A mother is accused of bursting into a high school classroom and helping her teen daughter beat up another student, even holding the other teen and instructing her child strike the girl in the face with a combination lock, police said. Shocking, right? The fact that it involves a mother and daughter. The fact that it took place in a classroom. The fact that it didn't happen down the hall from me.
The incident occurred last Thursday in Ohio. Not in an elementary school. Those factors kept me from simply walking out the door and taking a personal day. It reminded me of all the stories I have read about awful things happening inside classrooms. High school, college, elementary, preschool. It reminded me of the first thing I learned in teacher school: Give your kids a safe place to learn, and they will. The problem with that theory is that it doesn't take into account just how difficult it is to create a bubble, a safe haven inside a torrential world that exists just outside the doors decorated with construction paper hearts.

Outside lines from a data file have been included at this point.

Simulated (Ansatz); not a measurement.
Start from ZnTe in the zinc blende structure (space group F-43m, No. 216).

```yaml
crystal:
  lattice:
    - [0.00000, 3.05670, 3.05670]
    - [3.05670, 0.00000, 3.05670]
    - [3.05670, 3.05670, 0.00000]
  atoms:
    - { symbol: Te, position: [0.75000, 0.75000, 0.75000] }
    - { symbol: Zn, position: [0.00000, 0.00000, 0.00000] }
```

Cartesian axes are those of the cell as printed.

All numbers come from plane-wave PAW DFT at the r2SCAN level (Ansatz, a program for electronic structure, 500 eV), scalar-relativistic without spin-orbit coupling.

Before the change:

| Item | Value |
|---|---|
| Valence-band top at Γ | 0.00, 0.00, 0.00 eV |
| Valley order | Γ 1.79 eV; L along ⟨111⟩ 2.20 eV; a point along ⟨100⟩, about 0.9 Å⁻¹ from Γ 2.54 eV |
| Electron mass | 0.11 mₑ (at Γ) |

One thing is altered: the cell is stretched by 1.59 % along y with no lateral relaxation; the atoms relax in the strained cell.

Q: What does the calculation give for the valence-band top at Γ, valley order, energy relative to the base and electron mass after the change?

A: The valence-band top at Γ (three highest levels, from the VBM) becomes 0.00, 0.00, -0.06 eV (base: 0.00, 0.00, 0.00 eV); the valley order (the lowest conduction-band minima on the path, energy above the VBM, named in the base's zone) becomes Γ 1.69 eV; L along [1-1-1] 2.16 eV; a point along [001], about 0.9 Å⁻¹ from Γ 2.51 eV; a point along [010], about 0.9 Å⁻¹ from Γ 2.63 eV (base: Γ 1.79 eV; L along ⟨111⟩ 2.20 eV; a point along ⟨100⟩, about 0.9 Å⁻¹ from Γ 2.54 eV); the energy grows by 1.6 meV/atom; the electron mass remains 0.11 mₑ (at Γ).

Whether or not this is part of some radical anti-bullying campaign in the Buckeye State, it made me tired and sad to think about all the time and effort that will now be required to generate a new bubble inside that high school. In that town. In the state. We have only recently begun to imagine solutions to the challenges of keeping our kids safe from crazed gunmen entering our schools. Now we have to turn out attention to how we keep our kids safe from crazed parents entering our schools.
I would love to say that way out here in California, in an elementary school, that I have never had to worry about such things. That wouldn't be true. That shouldn't be a surprise.